This day in history, September 16, 1940, The Burke-Wadsworth Act is passed by Congress, by wide margins in both houses, and the first peacetime draft in the history of the United States is imposed.
On this day, the Selective Service was born. The registration of men between the ages of 21 and 36 began one month later, as Secretary of War Henry L. Stimson, who had been a key player in moving the Roosevelt administration away from a foreign policy of strict neutrality, began drawing draft numbers out of a glass bowl. The numbers were handed to the president, who read them aloud for public announcement.
There were roughly 20 million eligible young men-50 percent were rejected the first year, either for health reasons or illiteracy (20 percent of those who registered were illiterate). In November 1942, with the United States now a participant in the war, the draft ages expanded; men 18 to 37 were now eligible.
Blacks were passed over for the draft because of racist assumptions about their abilities and the viability of a mixed-race military. A change occurred in 1943, when a “quota” was imposed, meant to limit the numbers of blacks drafted to reflect their numbers in the overall population, roughly 10.6 percent of the whole. Initially, blacks were restricted to “labor units,” but this too ended as the war progressed, when they were finally used in combat.

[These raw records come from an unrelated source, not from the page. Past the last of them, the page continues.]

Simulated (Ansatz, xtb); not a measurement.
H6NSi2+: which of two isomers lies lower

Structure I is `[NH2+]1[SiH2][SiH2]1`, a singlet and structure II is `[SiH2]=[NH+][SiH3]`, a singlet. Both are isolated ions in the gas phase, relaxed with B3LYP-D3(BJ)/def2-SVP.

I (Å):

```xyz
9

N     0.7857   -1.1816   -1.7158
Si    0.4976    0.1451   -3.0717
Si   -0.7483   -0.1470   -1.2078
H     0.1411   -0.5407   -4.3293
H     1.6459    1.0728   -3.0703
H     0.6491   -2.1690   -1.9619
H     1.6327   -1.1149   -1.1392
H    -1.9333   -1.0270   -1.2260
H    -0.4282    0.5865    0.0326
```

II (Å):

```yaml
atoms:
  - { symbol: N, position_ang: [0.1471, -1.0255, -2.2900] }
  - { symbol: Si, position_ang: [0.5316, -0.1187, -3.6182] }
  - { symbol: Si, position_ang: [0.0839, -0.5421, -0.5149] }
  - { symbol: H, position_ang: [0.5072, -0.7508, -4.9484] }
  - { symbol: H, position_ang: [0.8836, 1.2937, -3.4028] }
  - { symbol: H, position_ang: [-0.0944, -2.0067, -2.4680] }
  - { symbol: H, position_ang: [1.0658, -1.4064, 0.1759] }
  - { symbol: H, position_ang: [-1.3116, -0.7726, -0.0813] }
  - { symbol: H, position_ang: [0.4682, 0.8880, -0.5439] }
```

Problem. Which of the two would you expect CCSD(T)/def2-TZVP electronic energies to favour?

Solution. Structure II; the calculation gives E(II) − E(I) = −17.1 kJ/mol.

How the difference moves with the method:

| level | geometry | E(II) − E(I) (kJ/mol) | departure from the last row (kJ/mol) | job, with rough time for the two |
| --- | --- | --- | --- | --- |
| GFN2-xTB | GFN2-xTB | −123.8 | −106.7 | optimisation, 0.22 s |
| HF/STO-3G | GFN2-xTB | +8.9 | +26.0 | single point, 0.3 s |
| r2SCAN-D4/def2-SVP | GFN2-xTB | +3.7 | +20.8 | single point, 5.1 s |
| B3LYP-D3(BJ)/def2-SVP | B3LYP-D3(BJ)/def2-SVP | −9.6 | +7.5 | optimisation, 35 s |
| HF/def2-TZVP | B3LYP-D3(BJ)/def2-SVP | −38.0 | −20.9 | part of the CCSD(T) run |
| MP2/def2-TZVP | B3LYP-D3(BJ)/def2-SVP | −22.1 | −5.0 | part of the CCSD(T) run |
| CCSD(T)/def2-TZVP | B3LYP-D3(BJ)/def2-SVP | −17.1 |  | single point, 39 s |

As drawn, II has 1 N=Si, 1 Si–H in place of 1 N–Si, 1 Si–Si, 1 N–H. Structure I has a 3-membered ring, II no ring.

“Conscientious objector” status was granted to those who could demonstrate “sincerity of belief in religious teachings combined with a profound moral aversion to war.” Quakers made up most of them, but 75 percent of those Quakers who were drafted fought. Conscientious objectors had to perform alternate service in Civilian Public Service Camps, which entailed long hours of hazardous work for no compensation.
About 5,000 to 6,000 men were imprisoned for failing to register or serve the nation in any form, most of them being Jehovah’s Witnesses. By the end of the war, approximately 34 million men had registered, and 10 million served with the military.